Twenty years ago, commentator Katie Davis had a chance to sit down with Gabriel Garcia Marquez. Afterwards she wasn’t sure whether she had conducted an interview or participated in a piece of fiction.

"I was aware that Garcia Marquez had a habit of making things up during his interviews. He liked to give each journalist a gift, something original, so they didn't go away with the same old stuff," Davis says. The author initially misheard Davis' first name as Vicky — and insisted on calling her Vicky from that point on...

"And in my case, he included a reminder for when I lose sight of 'the other reality.' Garcia Marquez opened my copy of One Hundred Years of Solitude and wrote: 'To Vicky… with a kiss, Gabo.'"

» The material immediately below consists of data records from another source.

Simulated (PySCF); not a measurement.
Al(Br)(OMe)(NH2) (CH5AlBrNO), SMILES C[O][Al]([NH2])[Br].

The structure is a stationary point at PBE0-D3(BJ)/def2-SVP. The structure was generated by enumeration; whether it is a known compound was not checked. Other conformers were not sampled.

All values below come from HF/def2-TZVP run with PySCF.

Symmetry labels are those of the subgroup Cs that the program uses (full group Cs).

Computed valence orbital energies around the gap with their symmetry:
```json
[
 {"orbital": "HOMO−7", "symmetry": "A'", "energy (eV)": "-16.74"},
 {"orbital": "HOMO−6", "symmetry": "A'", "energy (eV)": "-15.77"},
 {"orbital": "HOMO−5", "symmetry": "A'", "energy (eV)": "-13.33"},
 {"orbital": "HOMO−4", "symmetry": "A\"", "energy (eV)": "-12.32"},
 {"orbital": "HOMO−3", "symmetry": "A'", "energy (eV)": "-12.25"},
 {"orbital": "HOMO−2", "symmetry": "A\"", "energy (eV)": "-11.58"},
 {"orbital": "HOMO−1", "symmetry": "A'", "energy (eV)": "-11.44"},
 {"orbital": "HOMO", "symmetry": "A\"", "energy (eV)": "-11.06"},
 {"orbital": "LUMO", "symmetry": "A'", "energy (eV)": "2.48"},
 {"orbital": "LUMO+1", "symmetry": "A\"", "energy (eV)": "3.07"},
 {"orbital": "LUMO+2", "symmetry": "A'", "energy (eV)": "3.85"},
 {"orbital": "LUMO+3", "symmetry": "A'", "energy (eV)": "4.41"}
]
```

From Living to Tell the Tale (Knopf, 2003):

My mother asked me to go with her to sell the house. She had come that morning from the distant town where the family lived, and she had no idea how to find me. She asked around among acquaintances and was told to look for me at the Libreria Mundo, or in the nearby cafes, where I went twice a day to talk with my writer friends. The one who told her this warned her: "Be careful, because they're all out of their minds." She arrived at twelve sharp. With her light step she made her way among the tables of books on display, stopped in front of me, looking into my eyes with the mischievous smile of her better days, and before I could react she said:

"I'm your mother."

Something in her had changed, and this kept me from recognizing her at first glance. She was forty-five. Adding up her eleven births, she had spent almost ten years pregnant and at least another ten nursing her children. She had gone gray before her time, her eyes seemed larger and more startled behind her first bifocals, and she wore strict, somber mourning for the death of her mother, but she still preserved the Roman beauty of her wedding portrait, dignified now by an autumnal air. Before anything else, even before she embraced me, she said in her customary, ceremonial way:

"I've come to ask you to please go with me to sell the house."

She did not have to tell me which one, or where, because for us only one existed in the world: my grandparents' old house in Aracataca, where I'd had the good fortune to be born, and where I had not lived again after the age of eight.